How are records sorted without an order by clause?

Question

Post reply

How are records sorted without an order by clause?

cbrinson

SSC Eights!

Points: 802
More actions
September 5, 2008 at 8:31 am

#192476

We have a client that claims their hosted app will not work correctly because the data is not returned in the correct order when they query it. Their DBA is not the sharpest knife in the drawer and refuses to consider the use of an ORDER BY clause to sort records. They simply want the records sorted correctly by default. I run the following query and view the execution plan:

SELECT * FROM ITEMCHG

WHERE RES = 001673

The index used is called: IX_ITEMCHG_RES and here is the create statement

CREATE INDEX [IX_ITEMCHG_RES] ON [dbo].[ITEMCHG]([RES]) WITH FILLFACTOR = 90 ON [PRIMARY]

GO

There is also a clustered index on the table for their primary key column.

Now here is the kicker. On their production server when I run the above query the results are returned with no apparent order. The client claims their app is breaking because the results are not ordered by the primary key ASC. Again, using an order by clause is not an option for some reason.

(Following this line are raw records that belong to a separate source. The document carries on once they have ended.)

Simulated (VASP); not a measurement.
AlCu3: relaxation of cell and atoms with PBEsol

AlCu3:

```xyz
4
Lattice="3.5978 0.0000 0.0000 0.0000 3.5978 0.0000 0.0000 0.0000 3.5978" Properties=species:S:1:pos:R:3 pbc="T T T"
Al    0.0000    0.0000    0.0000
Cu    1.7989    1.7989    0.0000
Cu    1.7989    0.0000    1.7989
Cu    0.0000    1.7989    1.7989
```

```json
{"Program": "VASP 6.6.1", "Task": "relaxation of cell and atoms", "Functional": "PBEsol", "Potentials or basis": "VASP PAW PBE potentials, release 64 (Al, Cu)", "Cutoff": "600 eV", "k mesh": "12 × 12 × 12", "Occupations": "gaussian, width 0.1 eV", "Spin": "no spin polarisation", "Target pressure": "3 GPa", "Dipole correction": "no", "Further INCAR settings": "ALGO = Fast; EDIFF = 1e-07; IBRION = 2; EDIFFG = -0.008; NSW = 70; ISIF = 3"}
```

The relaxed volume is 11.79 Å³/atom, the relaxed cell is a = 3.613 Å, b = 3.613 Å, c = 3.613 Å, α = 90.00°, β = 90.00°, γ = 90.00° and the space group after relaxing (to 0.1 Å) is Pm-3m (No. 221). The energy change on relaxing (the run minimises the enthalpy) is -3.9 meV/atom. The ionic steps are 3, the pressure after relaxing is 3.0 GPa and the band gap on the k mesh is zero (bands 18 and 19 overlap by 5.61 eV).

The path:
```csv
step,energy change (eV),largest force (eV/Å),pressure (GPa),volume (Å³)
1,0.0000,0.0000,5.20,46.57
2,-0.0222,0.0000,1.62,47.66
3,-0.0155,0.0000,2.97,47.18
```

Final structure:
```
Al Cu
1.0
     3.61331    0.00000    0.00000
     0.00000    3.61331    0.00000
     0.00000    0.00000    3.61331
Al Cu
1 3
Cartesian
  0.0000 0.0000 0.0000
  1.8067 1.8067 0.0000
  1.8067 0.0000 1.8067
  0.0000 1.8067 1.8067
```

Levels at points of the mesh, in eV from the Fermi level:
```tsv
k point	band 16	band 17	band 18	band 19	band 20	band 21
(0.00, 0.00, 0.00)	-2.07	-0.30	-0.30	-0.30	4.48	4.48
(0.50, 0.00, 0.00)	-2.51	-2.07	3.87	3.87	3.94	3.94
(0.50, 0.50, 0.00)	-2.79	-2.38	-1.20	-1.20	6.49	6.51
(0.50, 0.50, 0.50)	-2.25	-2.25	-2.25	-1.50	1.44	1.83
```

However, when they restore the backup of this database to another server the results ARE ordered by primary key ASC. I don't understand why there is a difference and am curious as to why. The "DBA" claims the issue is related to collation or a bad SQL Server 2000 install or something. I say just use an ORDER BY clause and be done with it but am curious as to what could cause the difference in ordering. Any ideas?

Thanks,

Chris

Viewing 15 posts - 1 through 15 (of 21 total)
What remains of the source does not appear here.